STATE OF IOWA, PLAINTIFF-APPELLEE,
v.
TREVOR JEROME ABBEY, DEFENDANT-APPELLANT.



Appeal from the Iowa District Court for Polk County, William A. Price, District Associate Judge.

The opinion of the court was delivered by: Mahan, S.J.

Defendant appeals his conviction for operating while intoxicated, first offense. AFFIRMED.

Considered by Tabor, P.J., Mullins, J., and Mahan, S.J.* *Senior judge assigned by order pursuant to Iowa Code section 602.9206 (2013).

I. Background Facts & Proceedings.

On August 21, 2010, at about 11:30 p.m., Officer Colin Boone was on routine patrol in Des Moines when he noticed a vehicle fail to stop at a stoplight. He pulled behind the vehicle and observed it was traveling forty-five miles per hour in a thirty-mile-per-hour zone and it failed to obey another traffic control device. He stopped the vehicle, which was driven by Trevor Abbey. Abbey did not have a valid driver's license.*fn1

The officer, a drug recognition expert, observed Abbey had signs of alcohol or drug use. Abbey had bloodshot, watery eyes; he was restless or fidgety and moving around a lot; he mumbled, had a slow kind of slurred speech; and he smelled of alcohol. The officer looked inside Abbey's mouth and saw he had heat bumps and a green film on his tongue, which he believed could be consistent with marijuana usage.

Abbey failed the horizontal gaze nystagmus test and the Romberg test. Although Abbey's preliminary breath test (PBT) showed a blood alcohol level of .067, the officer felt the result was inconsistent with Abbey's level of impairment.
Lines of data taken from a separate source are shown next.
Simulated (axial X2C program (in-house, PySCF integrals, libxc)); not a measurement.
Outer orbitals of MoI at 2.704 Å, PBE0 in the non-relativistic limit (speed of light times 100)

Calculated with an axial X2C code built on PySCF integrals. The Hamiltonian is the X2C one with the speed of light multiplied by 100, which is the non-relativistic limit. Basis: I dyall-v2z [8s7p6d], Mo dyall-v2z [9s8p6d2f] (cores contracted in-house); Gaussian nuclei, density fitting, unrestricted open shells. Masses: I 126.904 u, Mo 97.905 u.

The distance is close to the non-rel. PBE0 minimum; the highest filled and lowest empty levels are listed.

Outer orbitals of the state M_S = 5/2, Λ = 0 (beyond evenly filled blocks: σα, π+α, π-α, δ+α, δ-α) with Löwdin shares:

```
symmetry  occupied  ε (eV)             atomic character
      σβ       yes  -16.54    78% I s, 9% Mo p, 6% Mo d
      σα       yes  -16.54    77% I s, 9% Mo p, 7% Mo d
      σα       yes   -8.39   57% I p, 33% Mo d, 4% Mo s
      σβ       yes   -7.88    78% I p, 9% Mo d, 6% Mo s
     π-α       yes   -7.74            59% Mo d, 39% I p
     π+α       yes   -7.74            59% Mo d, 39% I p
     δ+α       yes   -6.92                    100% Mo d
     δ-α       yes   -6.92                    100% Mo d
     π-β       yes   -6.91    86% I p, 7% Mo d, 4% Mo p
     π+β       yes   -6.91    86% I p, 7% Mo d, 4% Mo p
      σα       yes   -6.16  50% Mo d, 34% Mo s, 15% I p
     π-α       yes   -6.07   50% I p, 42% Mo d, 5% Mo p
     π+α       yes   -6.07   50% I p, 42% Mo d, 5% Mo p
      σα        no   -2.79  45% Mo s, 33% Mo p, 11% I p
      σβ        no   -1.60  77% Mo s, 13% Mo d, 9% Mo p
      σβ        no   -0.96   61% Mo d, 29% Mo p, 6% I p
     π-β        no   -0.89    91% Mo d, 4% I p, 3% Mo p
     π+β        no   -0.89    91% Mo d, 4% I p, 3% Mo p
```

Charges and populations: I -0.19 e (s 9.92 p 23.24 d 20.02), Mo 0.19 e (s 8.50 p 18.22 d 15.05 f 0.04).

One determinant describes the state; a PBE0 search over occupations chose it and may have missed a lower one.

Abbey was transported to the Des Moines Police Department for the traffic violations and further investigation into whether he had been driving while under the influence of alcohol or a drug. Officer Boone believed Abbey was under the influence of a combination of alcohol and marijuana. At the police station, Officer Boone invoked implied consent pursuant to Iowa Code section 321J.6(1)(f) (2009).

Abbey's breath test at the police station showed a blood alcohol level of .074. His urine test showed the presence of alcohol and marijuana.

Abbey was charged with operating while intoxicated (OWI), first offense, in violation of section 321J.2, a serious misdemeanor. He filed a motion to suppress, claiming the officer did not have reasonable grounds to invoke implied consent. A suppression hearing was held at which Officer Boone testified as outlined above. The district court denied the motion to suppress, finding "this was essentially a textbook case of invoking implied consent both as to the breath and urine specimens." The court determined the officer had fully complied with section 321J.6.

Abbey waived his right to a trial by jury. The court found him guilty of operating while intoxicated. Abbey was sentenced to 365 days in jail, with all but ten days suspended, and he was placed on probation for one year. Abbey now appeals his conviction.

II. Standard of Review. "We review the district court's decision to deny a motion to suppress based on interpretation of a statute for correction of errors at law." State v. Madison, 785 N.W.2d 706, 707-08 (Iowa 2010). This case involves the statutory interpretation of section 321J.6, and we review the district court's decision for the correction of errors of law. See State v. Thompson, 815 N.W.2d 55, 57 (Iowa Ct. App. 2012).

III. Merits.

Abbey contends the district court erred by denying his motion to suppress because Officer Boone did not have reasonable grounds to invoke implied consent. He claims that at the time the officer invoked implied consent there were insufficient facts to provide the officer with reasonable grounds to believe Abbey was under the influence of alcohol and/or a drug. He claims the field sobriety tests did not provide any indication of marijuana usage. Abbey states the heat bumps and ...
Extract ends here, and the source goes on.